Take a musical odyssey through five weird and wonderful decades with brothers Ron & Russell Mael, celebrating the inspiring legacy of Sparks: your favorite band’s favorite band.
Released: 2021-06-18
Runtime: 140 minutes
Genre: Documentaries, Music
Stars: Ron Mael, Russell Mael, Beck, Gary Stewart, Mike Berns, Jane Wiedlin, Sal Maida, Christi Haydon, Dean Menta, Harley Feinstein, Tony Visconti, Mike Myers, Fred Armisen, Tammy Glover, John Hewlett, Giorgio Moroder, 'Weird Al' Yankovic, Muff Winwood, Nick Rhodes, John Taylor, Todd Rundgren, Flea, Hilly Michaels, Jason Schwartzman, Jonathan Ross, Amy Sherman-Palladino, Dan Palladino, Mark Crowther, Vera Hegarty, Neil Gaiman, Stephen Morris, Gillian Gilbert, Katie Puckrik, Patton Oswalt, Steve Jones, James Lowe, Bernard Butler, Scott Aukerman, David Kendrick, Stevie Nistor, Chris Difford, Martyn Ware, Alex Kapranos, Paul Morley, Julia Marcus, Pamela Des Barres, Roddy Bottum, Les Bohem, April Richardson, Lance Robertson, Jack Antonoff, John Congleton, Earle Mankey, Larry DuPont, Patricia Lowe, Vince Clarke, Andy Bell, Björk, Mark Gatiss, Richard Coble, Nick Heyward, Ian Hampton, Thurston Moore, Peter Knego, Michael Silverblatt, Adam Buxton, Tosh Berman, Edgar Wright, Rusty Egan, Jake Fogelnest, Dave Weigel, Madeline Bocchiaro, Sue Harris, Ben House, Evan Weiss, Alex Casnoff, Patrick Kelly, Eli Pearl, Simon Pegg, Nick Frost, Leos Carax, Adam Driver, Daniel Palladino
Director: Edgar Wright
Comments
jamiecfc1 - 18 April 2022 Fantastic guide to the Mael world. Probably one of the best stories in the musical world of a band still going strong(er?) just about 50 years since they began. For me it helps for sure that (a) I remember the first time in 1974, the Top of the pops "what the hell is that" moment, and the peaks and comebacks since then, and (b) that I saw them live for the first time last night. This is a fantastic insight into the private world of Ron and Russ, their achievements, the fans, the inspiration others take from them, and all in all is a fantastic work, lovingly created by a true fan. Even if you don't know the whole story, or think 2 hours plus is a long time to sit through a dvd/Blu-ray, watch it. As they say, there's something for everyone here.

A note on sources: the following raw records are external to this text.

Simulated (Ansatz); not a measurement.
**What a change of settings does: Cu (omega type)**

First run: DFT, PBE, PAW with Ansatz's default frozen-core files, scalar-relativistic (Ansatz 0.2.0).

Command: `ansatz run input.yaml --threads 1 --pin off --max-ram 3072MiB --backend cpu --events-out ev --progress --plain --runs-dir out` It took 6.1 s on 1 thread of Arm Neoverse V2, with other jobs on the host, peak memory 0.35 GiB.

Lejink - 17 January 2022 Sparks Flying It always amazed me that unlike many other pairs of brothers in rock, like the Everlys, Davies and Gallaghers, the Mael brothers of Sparks never seemed to fall out or split up and have stayed together for well over fifty years, making music all the way through. In Edgar Wright's quirky, entertaining bio-documentary of the duo, while we're taken back to the brothers' origins, including their warm relationships with both their parents and how they were encouraged into music at an early age, even after the early death of their father, (who is the spit of adult Ron right down to his pencil moustache), we see them make their up and down way in the music business through to the present day.
For some reason however, the brothers hold back on their own personal lives in adulthood so that we're told next to nothing of any relationships they've had in their lives or whether they either of them have any offspring. It seems that even the out-there Maels like to keep some things private, which of course is their right, but still it seemed like a strange omission.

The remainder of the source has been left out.